U.S. government and business leaders -- from the National Academy of Sciences to the National Association of Manufacturers -- have been sounding the alarm for greater innovation, as well as the education of the next generation of professionals who will help ensure the nation's prosperity, security and competitiveness.
They're not alone. Around the world, there is reason for concern, as many issues affecting human welfare and quality of life grow more pressing, and the solutions require the expertise of designers and engineers. For example:
- U.S. infrastructure earned an overall grade of D from the American Society of Civil Engineers.
- Asia's oil consumption will approach that of the United States -- the world's largest consumer -- by the end of 2020.
- By the United Nations Population Fund's estimate, within months, nearly half the world's population will live in urban centers.
Job prospects are healthy for today's science and engineering students. According to U.S. Bureau of Labor Statistics projections, students can expect scientific and engineering opportunities to continue to grow more rapidly than jobs in general (26% vs. 15% overall) through 2012.

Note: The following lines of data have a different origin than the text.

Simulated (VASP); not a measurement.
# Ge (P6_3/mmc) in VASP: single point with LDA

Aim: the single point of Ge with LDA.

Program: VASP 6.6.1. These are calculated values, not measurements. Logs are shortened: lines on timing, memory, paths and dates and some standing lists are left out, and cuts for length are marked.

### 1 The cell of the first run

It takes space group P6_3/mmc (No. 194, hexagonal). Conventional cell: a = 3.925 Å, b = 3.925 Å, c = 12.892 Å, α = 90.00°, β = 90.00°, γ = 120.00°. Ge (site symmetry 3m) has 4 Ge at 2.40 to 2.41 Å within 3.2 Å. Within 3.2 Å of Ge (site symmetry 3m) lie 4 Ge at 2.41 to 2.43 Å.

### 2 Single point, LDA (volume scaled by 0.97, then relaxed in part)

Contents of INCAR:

But fewer students are entering these fields, and their skills are lacking. U.S. graduation rates for engineering students declined by 23% between 1985 and 2000, and today, Europe and Asia graduate three to five times as many engineers as the United States. The problem of fewer engineering students is compounded by poor performance in science, technology, engineering and math. Although more pupils took Advanced Placement exams in 2004, scores reported by the College Board show that performance mostly dropped -- sometimes dramatically -- compared to students who earned passing scores a decade ago.
Americans also continue to hold engineering in fairly low regard among a range of occupations. Harris polls show just a third of respondents consider engineering a prestigious occupation, a figure that has changed little or for the worse since 1977.
If the nation is unable to recruit and inspire the next generation of engineers, the future looks dim. The National Academy of Sciences frames the prospect in stark terms: "Without high-quality, knowledge-intensive jobs and innovative enterprises that lead to discovery and new technology, the nation's economy will suffer and citizens will face a lower standard of living."
As the space race of the '50s and '60s inspired a new commitment to science in the nation's classrooms and produced a new generation of scientists and engineers, energy woes, global climate change and a host of other recent concerns stand to motivate the millennial generation and spark the next technological revolution, helping address the widening youth engineering gap.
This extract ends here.